Whom are you seeking?

Passion week begins, the retelling of the story, the stepping back through time to remember.  

This week we studied John 18 in our team Bible study, the arrest of Jesus in the garden.  He asks, twice, "Whom are you seeking?"  

At first it looks like a rhetorical question, one with an obvious answer, one meant to challenge the guards.  But later, in another garden, he asks Mary the same thing (ch 20).  Whom are you seeking?  And upon further reflection, we see this is the essence of all questions.  Whom are you seeking?  We are all seeking something, and most of what we seek stems from broken relationship, broken identity, broken purpose.  So on the night of all nights, one of Jesus' last questions is this one.  And on the morning of all mornings, it is again among the first words from his mouth.  

Not a sermon on whom we should seek.  Not a challenge to the wrongness of His arrest.  Not a forceful assertion of the truth.  Instead a last chance for change.  Jesus poses the question to give Judas, the guards, Mary, us, the space to consider our own hearts.  

Which, if you think of it, is pretty incredible.  God withdraws, covers, suppresses His irrefutable power, in order to give us a moment to ponder and consider.  Which, if you think again, is the essence of prayer.  God has ordered the universe in such a way that we have to actually think about whom we seek, what we want, and ask for it.  Seek it.  Instead of just giving and directing, He waits.  He listens.  

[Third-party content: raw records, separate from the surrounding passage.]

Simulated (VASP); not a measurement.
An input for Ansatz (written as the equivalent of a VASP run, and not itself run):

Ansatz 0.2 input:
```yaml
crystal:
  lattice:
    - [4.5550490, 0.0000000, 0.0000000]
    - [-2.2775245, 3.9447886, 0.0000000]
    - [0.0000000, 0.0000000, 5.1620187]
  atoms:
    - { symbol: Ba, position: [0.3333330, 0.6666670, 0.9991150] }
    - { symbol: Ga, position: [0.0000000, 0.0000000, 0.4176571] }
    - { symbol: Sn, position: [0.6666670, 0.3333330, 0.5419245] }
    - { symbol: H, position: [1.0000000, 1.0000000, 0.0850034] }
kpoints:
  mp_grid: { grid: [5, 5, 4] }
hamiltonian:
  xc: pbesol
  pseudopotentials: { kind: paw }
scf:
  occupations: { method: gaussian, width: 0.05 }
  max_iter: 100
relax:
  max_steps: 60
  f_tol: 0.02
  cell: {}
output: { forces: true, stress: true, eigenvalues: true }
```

Jesus asks whom we seek . . but he has also just emerged from the human experience of wrestling with the same question himself in the hour before the guards arrive.  He has struggled in the garden with a hidden God, been given the dark space in which to search and pour out his own heart to His Father.  He has acknowledged God's limitless power and love, he has asked for the cup to pass, but he has also come to terms with his commitment to drink the bitter dregs to the end if it is God's will.  He could have sought power, recognition, justice, a quickly-ascendent time-bound kingdom.  But instead he sought God, even at the cost of everything.  If God the Father wanted Jesus to have that space to choose in prayer, how much more so us.  

And so every day, over and over, let us take the time to reflect on whom we seek.  And if it becomes clear that the answer is God, then let us pour that request to Him too, which is prayer.  And as we enter that garden of reflection and asking, over and over, I believe our hearts will gradually become more the type that chooses the cross and the glory of God.